Canadian railway company CN has unveiled a C$3.2bn ($2.58bn) capital programme for 2018 in order to focus on important capacity projects, as well as continue the funding of key infrastructure maintenance projects to improve safety across its network.

The total investment is noted to be nearly C$500m ($403m) higher than last year’s figure.

CN president and CEO Luc Jobin said: “CN is investing more than ever before in the safety, efficiency and resiliency of our network.

“These record investments, a substantial portion of which will go to new capacity and growth projects, will improve our network fluidity, allowing us to deliver superior service to meet our customers’ growing freight volumes.”

"These record investments, a substantial portion of which will go to new capacity and growth projects, will improve our network fluidity, allowing us to deliver superior service."

The company will invest nearly C$1.6bn ($1.29bn) into track and railway infrastructure maintenance to increase operational safety.

The scope of work includes the replacement of 2.1 million rail ties and 600 miles of track, as well as building, bridge and general track maintenance works.

CN is expected to spend almost C$400m ($322.4m) on the acquisition of equipment, including new high-horsepower locomotives.

An additional C$800m ($645m) will also be invested in various initiatives to improve capacity and enable growth, including investments in yards and intermodal terminals.

The funding will also be used to procure new information technology to enhance safety performance, as well as customer service and other programmes.

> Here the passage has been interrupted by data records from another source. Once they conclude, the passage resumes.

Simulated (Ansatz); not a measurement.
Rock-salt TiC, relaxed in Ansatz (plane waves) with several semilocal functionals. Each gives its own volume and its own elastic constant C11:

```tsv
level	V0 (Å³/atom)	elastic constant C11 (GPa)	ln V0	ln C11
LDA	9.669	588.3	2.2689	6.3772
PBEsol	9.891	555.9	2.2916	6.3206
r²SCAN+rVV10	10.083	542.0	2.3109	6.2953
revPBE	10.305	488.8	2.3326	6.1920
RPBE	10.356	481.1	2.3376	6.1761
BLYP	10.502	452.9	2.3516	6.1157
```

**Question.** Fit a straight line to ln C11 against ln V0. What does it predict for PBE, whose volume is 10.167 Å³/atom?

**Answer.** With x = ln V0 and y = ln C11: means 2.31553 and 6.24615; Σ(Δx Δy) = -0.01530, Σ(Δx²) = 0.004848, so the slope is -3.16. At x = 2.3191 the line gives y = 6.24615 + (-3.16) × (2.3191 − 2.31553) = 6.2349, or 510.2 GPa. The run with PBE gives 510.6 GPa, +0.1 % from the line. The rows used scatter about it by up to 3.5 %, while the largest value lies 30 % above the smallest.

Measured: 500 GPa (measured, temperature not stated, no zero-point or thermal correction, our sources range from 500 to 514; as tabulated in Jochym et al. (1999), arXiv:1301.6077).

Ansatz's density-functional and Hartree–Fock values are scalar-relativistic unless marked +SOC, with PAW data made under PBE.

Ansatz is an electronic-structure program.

In addition, the capacity and equipment investments also cover the delivery of the first 60 new GE locomotives as part of a three-year order for a total of 200 new units.

The investment package also includes double tracking and siding extensions along the West Coast to Chicago corridors.

Furthermore, the company intends to invest around C$400m ($322.4m) to implement Positive Train Control (PTC) systems across 3,500mi of its US network.